Hacker News new | ask | show | jobs
by nlfwhulsdhouv 2378 days ago
Shenzhen in general is a relatively boring modern city because of it's recent growth. There is certainly plenty to do, and lots of electronics in general, but I wouldn't visit specifically as a tourist. If you speak Mandarin well it's probably a bit more interesting, but then why not go to Shanghai.

The market is really something. It's organized into different buildings roughly by sub-category of electronics and level of integration. It's almost like a mall, but with small booth-style vendors and a fair number of separate buildings in a small district. A lot of the booths represent much larger companies and they only have a sample of their stock available at the market.

One building might have all low-cost consumer electronics devices. Flashlights, bluetooth speakers, etc. The larger vendors are primarily looking for a buyer to brand or resell their devices in volume, but you can buy singles as well. Many 'knock-off' products here, like a fake Beats Pill speaker.

Another building might have entirely connectors. One floor will be RF connectors, another will be standard PC connectors (PCIe, HDMI, etc).

Another building might have all LED lighting products. The first floor might be completed lighting fixtures: LED street lights, ceiling lights, replacement bulbs. The next floor might have LED modules, power supplies, strip lights, and drivers. Another floor might have individual LEDs on tape-and-reel.

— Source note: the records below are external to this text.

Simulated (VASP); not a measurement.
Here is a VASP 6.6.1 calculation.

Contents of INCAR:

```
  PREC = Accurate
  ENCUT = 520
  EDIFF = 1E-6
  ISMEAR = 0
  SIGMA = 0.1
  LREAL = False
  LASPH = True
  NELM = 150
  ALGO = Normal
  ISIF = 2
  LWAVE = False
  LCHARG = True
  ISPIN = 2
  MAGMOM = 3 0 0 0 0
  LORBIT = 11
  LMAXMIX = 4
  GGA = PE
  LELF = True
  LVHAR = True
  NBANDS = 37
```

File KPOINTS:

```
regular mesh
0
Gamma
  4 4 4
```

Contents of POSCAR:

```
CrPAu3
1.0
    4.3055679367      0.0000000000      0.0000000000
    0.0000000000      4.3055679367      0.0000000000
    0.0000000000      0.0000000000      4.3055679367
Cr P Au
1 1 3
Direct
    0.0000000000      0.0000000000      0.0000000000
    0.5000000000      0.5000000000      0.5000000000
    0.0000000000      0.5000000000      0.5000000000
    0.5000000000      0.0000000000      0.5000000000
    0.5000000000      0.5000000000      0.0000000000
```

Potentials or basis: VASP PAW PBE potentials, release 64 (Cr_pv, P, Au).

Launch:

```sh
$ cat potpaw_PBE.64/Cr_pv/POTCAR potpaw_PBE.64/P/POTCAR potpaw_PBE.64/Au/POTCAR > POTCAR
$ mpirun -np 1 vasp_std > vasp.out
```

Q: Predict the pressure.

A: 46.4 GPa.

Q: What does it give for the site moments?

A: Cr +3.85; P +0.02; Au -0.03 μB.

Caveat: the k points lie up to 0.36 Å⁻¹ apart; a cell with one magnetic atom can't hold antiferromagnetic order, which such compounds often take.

Most people speak a fairly limited amount of English, so communication is a combination of pointing and pen/paper or calculator for pricing and haggling. Payment is mostly cash for westerners. Carry a reasonable stack of 100 RMB bills.

It's certainly an interesting experience. For hardware engineers or 'makers', it's certainly worth going if you're in Shenzhen or Hong Kong and have the appropriate visa. I haven't found a ton of use for actually buying things at the market because most components are not very well specified or tested. Standard RF connectors, LED products for one-off builds, or fun laser projectors are a good buy. I avoid ICs and batteries for the most part, or any unusual connectors. Passives are usually cheap enough on Digikey I prefer the reliable supply to measuring lead pitch or hoping the stated tolerance is accurate.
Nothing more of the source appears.